June 19, 2017 / 4:57 AM / 9 months ago

South Korea's antitrust chief to urge change in talks with chaebol execs

OSONG, South Korea (Reuters) - South Korea’s antitrust chief said on Monday that he will urge powerful family-run business empires including Samsung and Hyundai to “voluntarily” reform themselves when he meets executives in the wake of a bruising political bribery scandal.

Korea Fair Trade Commission Chairman Kim Sang-jo said he would begin a round of meetings with top executives from the so-called chaebols as soon as this week, amid calls for better corporate governance and greater transparency.

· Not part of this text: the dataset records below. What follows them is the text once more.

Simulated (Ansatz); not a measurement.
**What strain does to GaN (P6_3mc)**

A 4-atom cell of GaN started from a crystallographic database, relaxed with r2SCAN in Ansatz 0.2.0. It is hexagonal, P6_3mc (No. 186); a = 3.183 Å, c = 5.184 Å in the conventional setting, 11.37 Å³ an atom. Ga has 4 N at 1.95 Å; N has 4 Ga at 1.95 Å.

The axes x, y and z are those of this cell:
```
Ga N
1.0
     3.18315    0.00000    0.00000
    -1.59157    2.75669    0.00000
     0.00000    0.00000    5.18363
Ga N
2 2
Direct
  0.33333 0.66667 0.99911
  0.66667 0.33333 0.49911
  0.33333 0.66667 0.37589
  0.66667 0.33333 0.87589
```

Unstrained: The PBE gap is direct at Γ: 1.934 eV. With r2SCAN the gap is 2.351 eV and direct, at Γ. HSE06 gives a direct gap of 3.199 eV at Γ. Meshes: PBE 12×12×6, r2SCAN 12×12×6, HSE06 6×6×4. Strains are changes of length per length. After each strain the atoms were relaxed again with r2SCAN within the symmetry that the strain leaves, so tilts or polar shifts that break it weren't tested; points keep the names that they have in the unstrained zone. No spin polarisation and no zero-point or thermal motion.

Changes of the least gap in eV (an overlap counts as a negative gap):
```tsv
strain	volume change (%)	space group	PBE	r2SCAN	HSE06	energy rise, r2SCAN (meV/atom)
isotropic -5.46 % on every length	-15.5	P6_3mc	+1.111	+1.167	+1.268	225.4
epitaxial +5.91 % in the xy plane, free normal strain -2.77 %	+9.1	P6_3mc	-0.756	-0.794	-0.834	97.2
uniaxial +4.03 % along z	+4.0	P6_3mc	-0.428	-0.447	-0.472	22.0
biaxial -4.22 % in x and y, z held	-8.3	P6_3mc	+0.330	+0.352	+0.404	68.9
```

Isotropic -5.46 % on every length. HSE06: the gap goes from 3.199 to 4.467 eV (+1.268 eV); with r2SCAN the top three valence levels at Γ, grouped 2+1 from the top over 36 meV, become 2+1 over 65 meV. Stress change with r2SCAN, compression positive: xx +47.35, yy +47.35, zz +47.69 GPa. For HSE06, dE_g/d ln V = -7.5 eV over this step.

“I will pursue chaebol reforms through a positive campaign where companies voluntarily create exemplary cases,” he told reporters after his appointment last week by President Moon Jae-in to oversee the anti-trust watchdog.

“I will urge them to change if they continue practices that go against the hopes of the government, the society and the market.”

The government would take “appropriate action” if the conglomerates which dominate Asia’s fourth-biggest economy continued business as usual, Kim added without elaborating.

Transactions among group affiliates - long claimed by critics to favor the owning families and disrupt fair competition - would be closely analyzed and investigations could ensue if any wrongdoing was suspected, he said.

The former shareholder activist who campaigned against big businesses was considered an architect of chaebol reform pledges made by Moon during the election campaign last month.

Moon campaigned strongly for changes to the chaebols’ corporate cultures following the corruption scandal which led to the ouster of his predecessor, Park Geun-hye, and the arrest of Samsung Group chief Jay Y. Lee.

The conglomerates helped make South Korea a corporate powerhouse but critics say they have abused their power to crowd out smaller businesses.

They also blame the chaebol’s complex web of cross-shareholdings and opaque governance for devaluing their shares in comparison to their global peers.